Remind Brad about what month corresponds to which number (from 00 to 12) by taking as input a list of strings (MM/DD/YYYY format) and converting them into English sentences of the form “Office Hours on Month DD, YYYY”.

To be clear on the spelling / conversion, see below:

MM Month
01 January
02 February
03 March
04 April
05 May
06 June
07 July
08 August
09 September
10 October
11 November
12 December

Note: You should not test for the validity of dates. Brad [the autograder] lives in a world where every month has 31 days. :)

Make sure your output precisely matches the required format, such as in the following examples. Notably, the days should remain a two digit string!
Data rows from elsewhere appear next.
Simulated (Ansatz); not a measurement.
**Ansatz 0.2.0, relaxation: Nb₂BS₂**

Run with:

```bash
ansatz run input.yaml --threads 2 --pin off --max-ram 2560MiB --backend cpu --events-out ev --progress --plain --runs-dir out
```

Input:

# datestring = "01/12/1988"
"January 12, 1988"

# datestring = "03/01/1188"
"March 01, 1188"

calendar_reformat()

# INPUT:
# file, a string storing the input file name
# datelist, a list storing a collection of strings in the "MM/DD/YYYY" format
# OUTPUT:
# None
# Instead write to the input file all the dates as a line separated list of "Month DD, YYYY" format
None calendar_reformat(file, datelist):

As one final example of good function usage, given a file name and a list of strings of the format “MM/DD/YYYY”, write a file containing each item in the list on its own line in the format “Month DD, YYYY”.

# datelist = ['12/30/2329', '11/27/2622', '08/08/1930']
'''
December 30, 2329
November 27, 2622
August 08, 1930

'''